How to Deal With Guilt? 6 Questions and Answers
Updated: Mar 9, 2021

What is guilt?
Guilt is experienced when something we do or think goes against what we believe to be fair, moral or ethical. Guilt can arise when we make a mistake or decide something that later turns out to the wrong one. We also feel guilt when we experience good times while people we love feel miserable. Guilt is a natural emotion, but the reasons why we experience it are learned. Guilt is not necessarily completely unuseful, but it is most of the time, and it is also painful and causes negative effects on our mental health, especially when it leads to shame.
We may experience guilt after:
Doing something on purpose.
An event we couldn't control.
Not reaching up to other people standards or expectations.
Not reaching one's own expectations.
Accepting a situation we don't feel comfortable with.
Not being able to stand up for oneself or others.
Is guilt always a negative emotion?
Like every emotion, some guilt can be positive in certain circumstances. For example, it warns you that something feels not right and if what you are doing is not serving your purpose. However, if guilt arises from a strict environment or rigid thinking patterns, it is unhelpful and limits how one experiences life. Therefore, the first thing to consider when evaluating your feelings of guilt is exploring and defining your values.
"Guilt is also a way for us to express to others
that we are a person of good conscience."
Tom Hodgkinson
How can values help with guilt?

Your values define who you are and what you want from life. Social pressures can be very intense. You have the responsibility to decide what is acceptable for you or not, define what is critical to you and set the boundaries you find suitable for yourself. Therefore, evaluating and defining your values and what is important to you is crucial before working on guilt. Your values will help you decide which is the best direction to take when you experience conflicts between your emotional and rational needs,
Determining your values will take you closer to your authentic self.
For example, guilt can arise when a working mother is torn between the wish of a successful career and the feeling of not spending enough time with her child; or one may experience guilt after making a choice closer to their needs, but against the rules, he or she has been raised with. Making choices and living your life according to your beliefs can be tough, as it is to accept the responsibility of the outcome.
Your values will help you clarify which direction to take.
"Guilt is a waste of time unless you learn how to be
more loving the next time a similar situation presents itself."
Annette Vaillancourt
Why am I experiencing guilt when I don't do wrong?
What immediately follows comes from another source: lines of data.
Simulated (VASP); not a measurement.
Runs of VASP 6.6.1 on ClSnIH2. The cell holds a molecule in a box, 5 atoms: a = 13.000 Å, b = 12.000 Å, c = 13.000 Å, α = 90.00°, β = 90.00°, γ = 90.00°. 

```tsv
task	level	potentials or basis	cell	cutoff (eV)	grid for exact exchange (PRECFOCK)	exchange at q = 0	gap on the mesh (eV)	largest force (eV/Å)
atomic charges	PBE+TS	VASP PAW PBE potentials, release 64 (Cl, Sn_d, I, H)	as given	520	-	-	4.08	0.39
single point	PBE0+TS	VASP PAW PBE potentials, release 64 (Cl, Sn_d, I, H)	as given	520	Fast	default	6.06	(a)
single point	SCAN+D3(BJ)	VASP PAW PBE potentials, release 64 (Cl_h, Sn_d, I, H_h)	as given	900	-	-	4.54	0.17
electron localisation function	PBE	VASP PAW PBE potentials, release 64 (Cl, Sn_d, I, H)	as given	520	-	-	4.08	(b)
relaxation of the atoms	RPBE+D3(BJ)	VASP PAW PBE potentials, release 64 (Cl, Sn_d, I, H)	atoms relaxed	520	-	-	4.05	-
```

While guilt is a primary natural emotion, most of the times, the reasons why you experience guilt are learned. They are absorbed from the environment you live in; by interacting with your family, friends and teachers, you learn what is felt as socially acceptable or not. Feelings of guilt and shame begin when your individual needs and beliefs clash with social norms. The reasons why one may experience guilt will differ from another, and so will be the intensity of the emotions experienced. A thorough evaluation of the situation and possibly a chat with someone trustful can clarify why it feels so hard on you. Feelings of guilt are often deeply rooted and are hard to address. It takes some time to master the ability to separate what is expected from you to what makes true sense to you.
How do I stop feeling guilty?
Self-compassion and self-awareness are the most powerful tools. Practice them; they foster empathy toward yourself and others. Show kindness toward yourself and explore where your feelings of guilt come from. Self-compassion and self-awareness will teach you to accept yourself exactly the way you are, with all imperfections. Using these tools will be more effective than any attempt to get rid of guilt. Evaluating arising emotions attentively throughout this process is vital to assess how you feel around certain topics.
Is guilt taking you closer or farther to the life you want to live?
Which of your values clash with others' expectations?
What are the consequences of making your own choices?
What are the implications of not making your own choices?
When you begin to pay attention to how your thoughts influence your beliefs, you will realise if any of them needs to be reassessed to become your true self. View guilt and shame as a piece of information on how you think about life and your purpose in it. Unhelpful thought and behaviours can be modified, but who you intrinsically are cannot. Remind yourself that the only person you need to be in life is you; taking some time to reassess what is really important to you is definitely worth it.
If the need to be accepted by people you love is strong, and making different choices is not possible, be extremely kind to yourself, be openminded toward yourself and give yourself the time you need.
Accepting a role in life that is not yours is a tough choice. If you decide to do so, engage in extra self-care. Surround yourself with all love you can.
Look for support groups, and if you don't find any, organize one. You are never alone.

"Authenticity is the daily practice of letting go of who we think
we are supposed to be and embracing who we are.
Choosing authenticity means cultivating the courage to be imperfect."
Brené Brown
Do I need help?
If you struggle with feelings of guilt from time to time, that's ok because everyone does. There is no way to eradicate guilt from life completely, and it can be useful to avoid some rushed or foolish choices. Talking to people you trust may help to see things from a different perspective. You can also chat with like-minded people and compare your experience to theirs. If you have the chance, be honest about your wishes and feelings, it will facilitate your journey.
Remind that assessing and challenging unhelpful feelings will take you closer to a happier and meaningful life.
If you still feel you need professional help, such as helplines or support groups, reach out!